And it was school centered, emotional torture that claimed the life of 11-year-old Carl Joseph Walker Hoover last Monday. This young boy, who played football, basketball and was a Boy Scout, hanged himself when anti-gay bullying and constant harassment became too much for him to bear.
Carl Joseph Walker Hoover was so overwhelmed by bullying that he committed suicide by hanging himself with an extension cord.

His mother found his broken little body, living every parent's worst nightmare. [Carl's mother] Sirdeaner Walker, who was active at Carl Joseph's school as a member of the parent teacher organization, was aware that her son was being bullied and experienced repeated frustration at getting the administration to do anything effective about it.

Carl played football, basketball, and was a boy scout -- but that didn't stop other kids from picking on him, his mom said. Students called him gay and made fun of him for the way he dressed.

Sirdeaner Walker said she began phoning his school repeatedly when Carl first told her about the bullying last September, but she says the school was unresponsive.

Source Advocate.com via nowpublic.com



Carl Joseph Walker Hoover should have been with us this Easter.
Sirdeaner Walker: It was just unbelievable to me. I thought I was in a dream. I thought I was in a nightmare. I couldn't lift him - so all I could do was scream.

In the days since, Sirdeaner and her close family - have been asking the question why? They say Carl was a great kid who loved sports and was involved in many community organizations and attended church every Sunday. The answer, they believe, can be traced to the cruelty of some of his classmates at the New Leadership charter school in Springfield. Sirdeander Walker: He was being teased at the school - he was being made fun of - he was being bullied. A lot of it surrounded by "you act gay," "are you gay?"
Source NECN.com

This story hits close to home for me. So far this year, four children have killed themselves to escape bullying - but it is not a new problem.

In grade school, I was emotionally tortured so relentlessly that for two years I could not go out for recess - at all. I was accused by the neighborhood kids of "talking white" and "dressing funny". I had my right cornea split by a boy who punched me, in class, while I was seated doing class work. At eight years old, the constant assaults left me severely depressed and suicidal.

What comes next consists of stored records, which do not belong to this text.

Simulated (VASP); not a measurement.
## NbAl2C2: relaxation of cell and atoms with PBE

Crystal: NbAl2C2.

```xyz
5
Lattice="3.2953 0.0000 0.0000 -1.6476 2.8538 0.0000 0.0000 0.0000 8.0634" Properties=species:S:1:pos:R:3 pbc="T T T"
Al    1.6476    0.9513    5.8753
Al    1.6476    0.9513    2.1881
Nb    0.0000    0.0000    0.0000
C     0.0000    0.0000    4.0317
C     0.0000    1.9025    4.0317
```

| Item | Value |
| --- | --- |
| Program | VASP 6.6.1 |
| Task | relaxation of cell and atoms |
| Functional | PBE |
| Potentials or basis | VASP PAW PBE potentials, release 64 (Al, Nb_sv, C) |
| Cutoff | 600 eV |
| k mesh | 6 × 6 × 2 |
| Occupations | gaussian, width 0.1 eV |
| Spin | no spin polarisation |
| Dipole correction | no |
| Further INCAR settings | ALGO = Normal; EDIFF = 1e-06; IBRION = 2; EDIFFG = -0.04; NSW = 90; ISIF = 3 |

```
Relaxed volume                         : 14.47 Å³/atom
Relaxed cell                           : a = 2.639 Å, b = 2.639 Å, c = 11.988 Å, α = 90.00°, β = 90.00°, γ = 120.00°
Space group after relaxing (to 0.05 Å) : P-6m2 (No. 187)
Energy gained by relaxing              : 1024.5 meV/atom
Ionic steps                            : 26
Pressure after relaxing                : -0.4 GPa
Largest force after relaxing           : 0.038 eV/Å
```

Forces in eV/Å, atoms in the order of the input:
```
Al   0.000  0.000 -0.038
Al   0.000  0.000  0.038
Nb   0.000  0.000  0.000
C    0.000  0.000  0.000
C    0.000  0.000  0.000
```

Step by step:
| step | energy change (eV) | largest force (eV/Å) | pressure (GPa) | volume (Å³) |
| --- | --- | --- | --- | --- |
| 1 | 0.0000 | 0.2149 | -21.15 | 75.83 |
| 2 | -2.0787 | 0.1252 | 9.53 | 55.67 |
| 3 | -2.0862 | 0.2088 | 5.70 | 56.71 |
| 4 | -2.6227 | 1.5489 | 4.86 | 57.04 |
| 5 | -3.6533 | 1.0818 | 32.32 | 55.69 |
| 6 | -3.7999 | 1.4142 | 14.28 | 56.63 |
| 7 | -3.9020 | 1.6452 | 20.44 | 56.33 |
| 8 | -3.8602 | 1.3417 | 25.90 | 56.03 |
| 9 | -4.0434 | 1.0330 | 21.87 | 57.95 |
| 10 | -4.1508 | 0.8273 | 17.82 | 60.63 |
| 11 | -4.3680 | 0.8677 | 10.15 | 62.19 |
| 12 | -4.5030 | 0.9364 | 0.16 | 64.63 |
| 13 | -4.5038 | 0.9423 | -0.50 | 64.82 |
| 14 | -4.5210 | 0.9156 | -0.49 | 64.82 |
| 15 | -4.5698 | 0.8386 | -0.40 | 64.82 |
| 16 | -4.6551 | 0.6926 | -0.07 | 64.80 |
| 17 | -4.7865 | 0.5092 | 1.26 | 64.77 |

I am thankful I made it through, and that my mother and grandmother scraped together the means to move to a different neighborhood where my life got better. But moving should not have to be the only solution for kids under assault. We adults must teach our children a deeper compassion and if they can't abide by basic rules of human civility then there must be harsh and swift consequences for abusive behavior. Period.